A prolonged extension to the caretaker period of government in Canberra will further delay payments to the nation's top athletes.
Australia's Commonwealth Games team for Delhi in October will compete without any of the $48 million additional funding announced in the May budget.
A meeting of the Australian Sports Commission - the federal government's sport funding and policy arm - decided on July 26 not to advance the funds, including money allocated to the Direct Athlete Support (DAS) scheme, because the government was in caretaker mode after the announcement of the election.
Athletes depend on the scheme's funding to allow them to travel to compete in the northern summer or buy a car to take them to training or subsidise part-time work in order to train.
A commission board meeting on September 3 was timed to follow the election but is expected to further delay increased payments while the parties horse-trade over forming a government.
This means more than 600 athletes, including those training for the 2012 London Olympics, must subsist on the ''old money'' allocation, which will run out about October 27, the last day allowed for for the return of the parliamentary writs.
DAS funding has dropped significantly in real terms and 29 per cent in monetary terms since the start of the funding quadrennium.
In the last year of the Howard government, 379 athletes from 23 sports received $4.2 million in DAS funding, an average of $18,000 for each able-bodied athlete and $8500 for each disabled athlete.
In 2009-10, 546 athletes from 28 sports received $4.5 million in DAS funding, an average of $13,000 for each able-bodied athlete and $6500 for each disabled athlete.
Average payments fell because of the increased number of athletes training and competing, while the total allocation did not increase.
The fall in funding, together with no immediate likelihood of a share of the $48 million being released, has put athletes in a perilous position.
The Australian Olympic Committee president, John Coates, expects $8 million to $10 million of the additional money to be finally allocated to the scheme, with $22 million to $25 million spent on high-performance sport, retaining coaches, international competition and sports science.
Commission staff are relieved ''more money will go to more athletes'', with the $8-10 million allocated to 665 athletes - 120 more than in 2009-10.
Sports are angry at what they perceive to be bureaucratic bungling and question why the board cited the caretaker period as an excuse to freeze funds. They argue it required only the assent of the opposition for the funds to flow. With a former Howard government sports minister - Warwick Smith - now commission chairman, they believe this would have been possible to negotiate.
However, commission staff argue that even if there had been no election called and the board voted on July 26 to release the funds, athletes would not have received the money until October 1 because most sports - swimming being an exception - had not made their submissions.
The commission pays DAS funds directly to athletes, after consulting the sports.
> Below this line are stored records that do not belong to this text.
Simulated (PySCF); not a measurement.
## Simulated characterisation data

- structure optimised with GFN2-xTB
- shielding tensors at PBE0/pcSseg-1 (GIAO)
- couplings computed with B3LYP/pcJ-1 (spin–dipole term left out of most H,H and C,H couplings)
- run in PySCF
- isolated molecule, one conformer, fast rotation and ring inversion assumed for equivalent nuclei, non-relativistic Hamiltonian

Olympic, Paralympic and Commonwealth Games sports have been effectively paralysed financially during the Rudd-Gillard governments. This is despite Senator Rod Kemp, another Howard sports minister, describing the money as ''a rounding figure in the budget''.
Shortly after being given the sport portfolio, Kate Ellis announced a review by a committee headed by the businessman David Crawford.
When the report was finally released, it recommended a diversion of funds to mass participation sports. Ellis further stalled and cabinet finally voted to increase funding by $48 million, with only $15 million allocated to participation.
Despite Coates identifying a need to increase funding to athletes shortly after the election of the Rudd government, DAS payments have effectively been frozen at levels set in the final year of the Howard reign. Now they will be further delayed.
Roy Masters was a commission board member for 23 years.